Sriram Rajagopalan
Sriram Rajagopalan has experience in facilitating design, development, and maintenance of large-scale Learning Management Systems and Content Management Systems for various content-intensive projects. With expertise in both technical and design aspect of the projects, he has executed several conversion and migration projects.


    October 21, 2020

    “Official” data of how much content is plagiarized around the world is varied, as the meaning of the term “plagiarism” itself is not commonly agreed upon. Even with the limited amount of statistics available, plagiarism is an indisputable threat to the IP of the original writers. As the technology around us is growing, the means through which information is shared has grown in more ways than we know. With technology advancements, not only have instances of plagiarism increased, but the tools available to combat plagiarism have likewise grown. This article talks about various means in which original content is plagiarized and the tools developed by Lumina Datamatics to support our clients in shielding their content.

    What Is Plagiarism?

    Most people know that copying word-by-word is plagiarism, but some people may not even be aware—or don’t want to admit—that the reuse of content without providing proper attribution to the original user is considered plagiarism as well. That is, plagiarism is not just duplicating work created by somebody else. Failing to cite references when content is re-sourced and rewriting in a different approach are also considered to be intentional plagiarism. Most intentional plagiarism is found in student communities while they answer their assessments and prepare their research work. A study conducted by reports, “A poll conducted by US News and World Reports found that 90% of students believe that cheaters are either never caught or have never been appropriately disciplined.” Another form of plagiarism that is prevalent in educational writing or online courses involves writing about an idea without realizing somebody else has already written similar content–while unintentional, this is still plagiarism. By any means, plagiarism is a legal offense and damages the reputation of the author and the publisher.
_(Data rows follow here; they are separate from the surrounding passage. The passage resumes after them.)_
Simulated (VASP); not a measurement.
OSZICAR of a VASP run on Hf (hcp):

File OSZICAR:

    Penalties for Plagiarism

    Apart from the academic penalties, failing to comply with the rules of plagiarism is considered illegal resulting in prosecution and punishment, depending upon the severity. The owner of the copyright could initiate a legal proceeding in federal court for violating copyright law. According to the federal laws in US, any work created and published after 1st March 1989 is protected by copyright law, even if a copyright notice is not attached. Beyond legal repercussions, the fallout of such cases causes irreparable damage to the professional reputations of the institutions or individuals publishing the content.

    How Is Your Content Plagiarized?

    You, as the content provider, have to be vigilant about anything that’s submitted by the author, checking it carefully for intentional and unintentional plagiarism before publishing it under your name. Secondly, as the content is the basis by which your revenue is generated, it is important to keep monitoring to see if the content is re-distributed illegally after publication. Here are two interesting case studies (names changed for privacy) of recent note:

    Case Study 1

    Andrew Mason, a freshman in college taking an algebra course, was trying to solve f(x) = x– 6x + 5 as a part of his assignment. His teacher, Lisa, was surprised not with Andy’s ability to work out a solution, but that the problem was solved using calculus derivatives he hadn’t yet been taught. When trying to resolve the mystery, Lisa found a bunch of homework websites and smartphone apps where students can upload images of solved problems.

    If this happens for homework, is it possible that other educational content (on which thousands of dollars are spent for writing and publishing) is similarly available? The shocking answer for this is, yes! Every time content is published, there is a small percentage of people who leak it online, which results in floating the content freely.

    Case Study 2

    John Mackenzie, a reputed author in atomic physics who has been authoring for over 20 years, received a legal notice warning him about a similarity of his content to that of another publication, which he wasn’t even aware of. John seemed to have written this content, without even being aware of similar content already published.

    Combating Plagiarism

    Though in the first case study, the plagiarism was intentional and in the second, unintentional, both are illegal and can be penalized. But how can publishers and educational providers realistically check all newly authored or revised content? Manual checks prove impossible, due to the massive amount of content being released or updated every year. The simple answer is that they can’t. No one can.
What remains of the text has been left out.